In a discussion last night, the topic of mind mapping came up. It's a way to organize information (for example, a way to take notes during a presentation) that's said to improve memory and understanding compared to traditional forms like outlining.
As I understand it, the basic difference between a mind map and any other method is that a mind map starts with a concept in the middle of a page, and proceeds outwards. The examples at the Wikipedia page above aren't great, but it strikes me that such an arrangement would be much better at drawing networks of ideas--interconnectedness--than an outline form, where indentations imply levels of abstraction and there's an implicit barrier against linking things at different levels under different branches of the outline.

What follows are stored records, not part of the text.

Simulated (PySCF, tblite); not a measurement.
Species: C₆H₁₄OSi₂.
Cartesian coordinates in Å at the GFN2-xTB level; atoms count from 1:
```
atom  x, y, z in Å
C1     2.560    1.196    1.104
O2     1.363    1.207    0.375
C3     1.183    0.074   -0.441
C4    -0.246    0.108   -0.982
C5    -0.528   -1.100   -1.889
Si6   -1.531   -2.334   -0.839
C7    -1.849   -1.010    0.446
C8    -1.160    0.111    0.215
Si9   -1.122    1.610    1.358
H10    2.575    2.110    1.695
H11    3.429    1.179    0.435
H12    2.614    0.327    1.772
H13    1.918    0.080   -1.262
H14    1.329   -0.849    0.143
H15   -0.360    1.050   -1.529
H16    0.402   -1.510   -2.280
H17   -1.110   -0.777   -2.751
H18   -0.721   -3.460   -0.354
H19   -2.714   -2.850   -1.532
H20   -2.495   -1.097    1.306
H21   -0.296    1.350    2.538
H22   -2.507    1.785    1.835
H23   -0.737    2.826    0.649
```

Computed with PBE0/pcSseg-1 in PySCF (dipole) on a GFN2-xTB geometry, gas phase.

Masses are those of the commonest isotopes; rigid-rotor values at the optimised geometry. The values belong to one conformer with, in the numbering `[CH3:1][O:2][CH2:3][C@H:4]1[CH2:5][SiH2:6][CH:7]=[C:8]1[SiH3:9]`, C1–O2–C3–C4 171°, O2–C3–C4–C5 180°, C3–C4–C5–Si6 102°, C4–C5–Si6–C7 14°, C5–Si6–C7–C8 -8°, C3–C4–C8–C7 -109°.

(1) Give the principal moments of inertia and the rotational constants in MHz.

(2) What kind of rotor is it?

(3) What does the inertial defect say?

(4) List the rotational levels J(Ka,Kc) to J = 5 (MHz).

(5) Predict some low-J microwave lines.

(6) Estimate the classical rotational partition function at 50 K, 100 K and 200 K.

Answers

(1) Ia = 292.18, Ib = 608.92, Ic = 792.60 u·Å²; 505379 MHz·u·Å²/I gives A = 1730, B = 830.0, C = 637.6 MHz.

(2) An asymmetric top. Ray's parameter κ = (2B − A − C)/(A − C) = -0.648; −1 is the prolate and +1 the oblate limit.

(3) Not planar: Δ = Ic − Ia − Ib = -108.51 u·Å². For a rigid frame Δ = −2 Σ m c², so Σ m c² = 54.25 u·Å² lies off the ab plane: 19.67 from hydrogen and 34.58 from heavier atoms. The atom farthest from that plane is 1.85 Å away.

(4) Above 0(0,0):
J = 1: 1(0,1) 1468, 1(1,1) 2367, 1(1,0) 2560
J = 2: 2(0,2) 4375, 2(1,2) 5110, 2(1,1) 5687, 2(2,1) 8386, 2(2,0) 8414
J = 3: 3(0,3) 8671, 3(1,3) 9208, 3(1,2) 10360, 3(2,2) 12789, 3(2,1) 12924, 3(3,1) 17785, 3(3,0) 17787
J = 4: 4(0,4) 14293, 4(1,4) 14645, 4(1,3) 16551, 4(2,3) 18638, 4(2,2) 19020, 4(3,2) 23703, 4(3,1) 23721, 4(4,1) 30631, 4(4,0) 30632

This made me think of other ways of illustrating connections between ideas. 3D would be great, but it's impractical on paper. The outline is left-to-right and implies levels of abstraction:
A tree structure goes from bottom to top and implies precedence--the bottom stuff came first and everything above "grew" out of it:
A top-down structure implies hierarchy and domains of influence. The topmost element controls those below. The classic example is an org chart:
If mind mapping serves no other purpose than to sweep away all the cultural assumptions that accompany our existing ways of organizing ideas, then I'm all for it. How would you draw a network, if you had to, anyway? As interconnectedness--between people, between ideas, between places--becomes more important in a world that sees the utility in cooperation-as-equals, maybe mind mapping will become a valuable tool.
POSTSCRIPT: Of course, in the process of cruising Google Images for these kinds of diagrams, I came across a veritable zoo of structures, from simple network illustrations to those using up-to-date interactivity. There's hope for us!